Review: Richmond Symphony
Nov. 1, Toad’s Place, Richmond
Erin Freeman, the Richmond Symphony’s new associate conductor, has inherited the Kicked Back Classics casual concert series from a string of maestros with highly varied inclinations; but she seems well on her way to making it her own.
Garbed in red and black, accessorizing with a demon’s tail, leading a post-Halloween show in Toad’s Place, a downtown nightclub that generally throbs to rock bands, Freeman proved to be both a genially energetic host and a concert programmer who garnishes fun with substance and subtlety.
Her program of musical "creatures" avoided the obvious, or touched on it unpredictably. Yes, we heard the Dies Irae, the medieval chant for the dead, but as set to the "Night Train" bass line in "Dead Elvis," Michael Daugherty’s wildly inventive homage to the King. Bassoonist Jonathan Friedman, costumed as the Vegas-vintage Presley, fronted an ensemble of violin, clarinet, trumpet, trombone, double-bass and percussion, skittering and sliding through quotations from the Elvis songbook and evocations of the Elvis persona.

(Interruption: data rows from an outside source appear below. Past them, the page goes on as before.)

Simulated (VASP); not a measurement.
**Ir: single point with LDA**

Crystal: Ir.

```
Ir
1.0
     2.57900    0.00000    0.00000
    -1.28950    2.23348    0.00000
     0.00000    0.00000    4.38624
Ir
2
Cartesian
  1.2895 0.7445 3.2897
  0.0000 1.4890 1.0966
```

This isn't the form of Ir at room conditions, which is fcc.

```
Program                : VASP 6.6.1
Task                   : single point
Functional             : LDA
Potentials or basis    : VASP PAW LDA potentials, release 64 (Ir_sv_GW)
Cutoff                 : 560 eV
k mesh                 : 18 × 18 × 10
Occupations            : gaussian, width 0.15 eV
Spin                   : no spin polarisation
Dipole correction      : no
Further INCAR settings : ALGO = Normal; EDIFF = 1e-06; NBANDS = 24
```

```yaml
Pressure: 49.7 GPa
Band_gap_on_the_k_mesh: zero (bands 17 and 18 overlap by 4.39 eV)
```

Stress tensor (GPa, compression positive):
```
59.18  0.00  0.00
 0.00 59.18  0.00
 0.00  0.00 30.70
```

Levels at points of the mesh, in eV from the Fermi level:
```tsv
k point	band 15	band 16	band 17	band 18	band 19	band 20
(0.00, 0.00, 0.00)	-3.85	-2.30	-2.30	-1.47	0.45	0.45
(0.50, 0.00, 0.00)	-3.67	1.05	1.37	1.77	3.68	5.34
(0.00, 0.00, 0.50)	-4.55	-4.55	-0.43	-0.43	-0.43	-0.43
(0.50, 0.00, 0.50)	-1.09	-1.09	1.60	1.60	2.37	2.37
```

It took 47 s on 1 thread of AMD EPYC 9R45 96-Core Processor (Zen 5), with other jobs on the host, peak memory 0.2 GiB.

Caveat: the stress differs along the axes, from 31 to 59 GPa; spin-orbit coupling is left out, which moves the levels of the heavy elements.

The symphony’s strings were both vivid and refined in a suite from Bernard Herrmann’s score for the Alfred Hitchcock classic "Psycho" – complete with a strategic scream, provided by none other than Freeman’s mother – and in François Dompierre’s suavely diabolic tango "Les Beautes du Diable."
Beethoven’s "The Creatures of Prometheus" Overture, a movement from Boccherini’s "La Casa del Diavolo," the "Beauty and the Beast" movement from Ravel’s "Mother Goose" Suite, featuring clarinetist Ralph Skiano and contrabassoonist Matthew Harvell, and Rimsky-Kordakov’s "Flight of the Bumblebee" rounded out the program.
Toad’s Place is a surprisingly agreeable symphonic venue, although its acoustic is on the dry side. Quieter orchestral passages face a pretty formidable obstacle in the blowers of its ventilation system.